5. Leadership on ICE is not about authority and getting things done, it's about fairly distributing social support and trusting others to find a way to make things happen. Also, in ICE, everyone is a leader at one time or another. Leadership is situational and belongs to whoever is controlling the informational or social support at that moment. You must learn to accept five different answers to the same problem as long as the outcome is satisfactory and safe for all. Not everyone cleans to the same standard, but is it clean enough to eat off without salmonella happening? Then accept it and praise someone for getting it done.

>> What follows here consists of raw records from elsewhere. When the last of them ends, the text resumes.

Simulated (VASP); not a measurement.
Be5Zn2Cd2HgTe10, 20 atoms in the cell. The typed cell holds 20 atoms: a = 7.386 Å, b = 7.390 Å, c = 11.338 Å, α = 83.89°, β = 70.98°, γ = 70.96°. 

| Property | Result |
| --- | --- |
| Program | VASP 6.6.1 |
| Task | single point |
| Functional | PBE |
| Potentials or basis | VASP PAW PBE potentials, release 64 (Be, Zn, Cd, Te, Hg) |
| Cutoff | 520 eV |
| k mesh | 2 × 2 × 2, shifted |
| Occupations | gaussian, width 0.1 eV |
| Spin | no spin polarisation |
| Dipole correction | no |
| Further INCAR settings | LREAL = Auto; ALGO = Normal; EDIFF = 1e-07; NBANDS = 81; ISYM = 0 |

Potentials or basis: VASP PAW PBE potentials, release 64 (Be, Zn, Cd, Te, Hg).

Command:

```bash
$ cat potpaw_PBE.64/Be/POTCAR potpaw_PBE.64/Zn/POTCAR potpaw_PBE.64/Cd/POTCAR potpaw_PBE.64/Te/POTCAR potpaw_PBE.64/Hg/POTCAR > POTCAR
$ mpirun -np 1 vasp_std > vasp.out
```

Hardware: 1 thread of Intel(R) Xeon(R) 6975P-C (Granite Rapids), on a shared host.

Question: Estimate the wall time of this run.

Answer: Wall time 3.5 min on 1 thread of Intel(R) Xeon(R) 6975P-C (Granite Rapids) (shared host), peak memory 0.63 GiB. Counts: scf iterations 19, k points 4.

6. Write down racing thoughts, let them sit a day or two, and then decide if you need to do anything about them. Often times, they will have resolved themselves. Small things seem like big things in a confined environment unless you give yourself some time for the emotion and anxiety to air out before you take action on them. Some successful ICE crews write all of their complaints and worries on a page, put them in an envelope, and meet to burn their envelops one night each week and eat cake or have a cocktail while they watch them burn together (no, you don't get to tell anyone what is in your envelope and you can't look in anyone else's either). The act of just writing down racing thoughts or worries, for some magical psychological reasons still not fully understood, lets your brain fully offload them.
7. Contrary to Antarctic Expeditioner's experience, you didn't sign up to go into ICE. However, unlike them, you DID sign up to go into ICE with your crewmates. Expeditioners who signed up with a spouse or sibling or parent, etc. usually faired a lot better than those who signed up on their own (assuming those couples weren't in the middle of an impending divorce or bitter existential fight). Your crewmates might be a nuisance, but they are also an emotional advantage if you remember to focus on each others' resilience and courage and do some basic mutual admiration every day.
8. Move around a little every hour. Do one yoga pose, or stretch one group of muscles, or walk around your living quarter in 3 circles, or have a dance. It's easy to get frozen up in ICE and then you stay that way because the more frozen up you let yourself get the better being too still feels.
9. Fifteen minutes a day of doing any art (besides drinking) keeps the batshit crazies away. You don't have to be good at it, and on the flip side, you don't have to be bad at it either (now may not be the time to pick up a new skill or habit if you're stressed). Just pick an art or craft that gives you a feeling of total absorption and flow -- you can just go all-in on it and create without worrying about anything else. It brings you joy for a moment. It can be playing spoons with your two-year-old on the kitchen floor to while your dog wails Itsy-Bitsy Spider off-key, or drawing stick figures on Post-It notes to cover a bathroom wall for everyone to read in there. Pretend you are the only art critic in the world and create something that makes you happy.
10. Sleep hygiene is even more important than brushing your teeth. It is very easy to mess up your circadian rhythm in ICE, and once that happens you are highly susceptible to depression, weight gain or loss, anxiety, and a whole other host of mental and physical hurts. Falling asleep with the TV on when your eyes become too heavy to hold opens seems like a good idea in ICE, but it isn't. Protect your bed for sleep and/ or sex only. Keep as close to a regular bedtime and wake time as humanly possible. Stay in bed for 8 hours. Bored and sleepless in bed? That's okay! Resting in the dark is the next best thing to sleeping (count the how long each breath takes you, focus on how your ribs feel expanding and contracting with your breath, and you may lull yourself from boredom to sleep). Keep the room at the right temperature for you. Make the bedding as comfortable as you can and make the room as dark as you can. It's your sleep cave and it may be the most effective vitamin in any one's arsenal.
11. And one for bonus... think about yourself as part of some great expedition now, because you are. This is history in the making. We're all astronauts riding this Earth into unexplored frontiers of human experience. We all belong to a greater culture of exploration, and the greater meaning within that will set you free even in ICE. There is a beauty in the experience, but you definitely have to hunt to find it.